The Obama administration did build the cages Trump alluded to. The facility Trump mentioned was built with chain-link fencing by the Obama administration in 2014 in a warehouse in Nogales, Ariz. The makeshift shelter was built in response to an exodus of unaccompanied immigrant children from Central America. But those children did not arrive with their parents; they were unaccompanied. The shelter was not being used as part of a child separation policy, and U.S. border agents did not separate those children from their parents.
Did the Obama administration separate families at the southern U.S. border?
Yes, U.S. border officials did separate children from their parents on occasion, but it was not as widespread or systematic as it became under the Trump administration, particularly during its “zero-tolerance policy,” which was meant to deter migrants from seeking refuge in the U.S.
What was the “zero-tolerance” policy?
The policy directed U.S. prosecutors to criminally charge everyone who crossed the border without inspection. Parents were then separated from their children when they were taken into custody. Many of these parents were deported to their countries of origin — mostly to El Salvador, Guatemala and Honduras. Trump scrapped the policy in June 2018 after a massive public outcry. But separations still occurred under other policies (see below).
Who is looking for the 545 parents separated from their children? Trump said the U.S. government is “working on it” and “trying very hard” to find the parents. Is that true?
No. Although a federal court compelled the federal government to provide contact information for the parents, U.S. officials are not doing the searching. Instead, the federal court appointed a steering committee of nongovernment organizations, including the American Civil Liberties Union and Justice In Motion, because the U.S. government refused to conduct a search. The Trump administration also kept poor records, which further exacerbated the situation, according to a Department of Homeland Security’s inspector general report.
Where are the children of the more than 500 parents who are being sought? Biden said the “kids are alone” with “nowhere to go.” Trump said they are in clean facilities and well taken care of. Who’s right?
Neither. The children are no longer in U.S. detention centers. Instead, they are with extended family members in the U.S. or with foster families.
Did family separations at the Southern border stop after Trump did away with the “zero-tolerance” policy?
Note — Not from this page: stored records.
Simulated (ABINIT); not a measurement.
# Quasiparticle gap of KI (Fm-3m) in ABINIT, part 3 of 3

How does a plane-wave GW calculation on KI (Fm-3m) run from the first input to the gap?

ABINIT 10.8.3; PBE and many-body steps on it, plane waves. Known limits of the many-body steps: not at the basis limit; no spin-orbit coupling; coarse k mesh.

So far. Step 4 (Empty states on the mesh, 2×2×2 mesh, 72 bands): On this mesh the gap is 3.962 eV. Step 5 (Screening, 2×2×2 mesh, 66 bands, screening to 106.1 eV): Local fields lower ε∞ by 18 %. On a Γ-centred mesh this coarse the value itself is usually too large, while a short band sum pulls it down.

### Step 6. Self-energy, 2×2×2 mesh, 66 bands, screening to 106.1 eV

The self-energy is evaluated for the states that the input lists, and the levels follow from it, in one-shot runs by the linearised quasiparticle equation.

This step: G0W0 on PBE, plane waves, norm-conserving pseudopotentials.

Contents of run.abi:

No, between 1,100 and 1,200 children were separated after the policy was scrapped in 2018. Federal officials still separated children from their parents for different reasons, such as doubt about the familial relationship between a child and their parent or if the accompanying adult had any sort of criminal record — including minor violations and arrests — in the U.S. or their country of origin.
Immigration rights activists and lawyers argued in court that the separations were unlawful and accused the administration of exploiting loopholes to continue to separate families in a 2019 lawsuit. In court filings, the ACLU said the administration used allegations of criminality or even mere suspicion to justify family separations.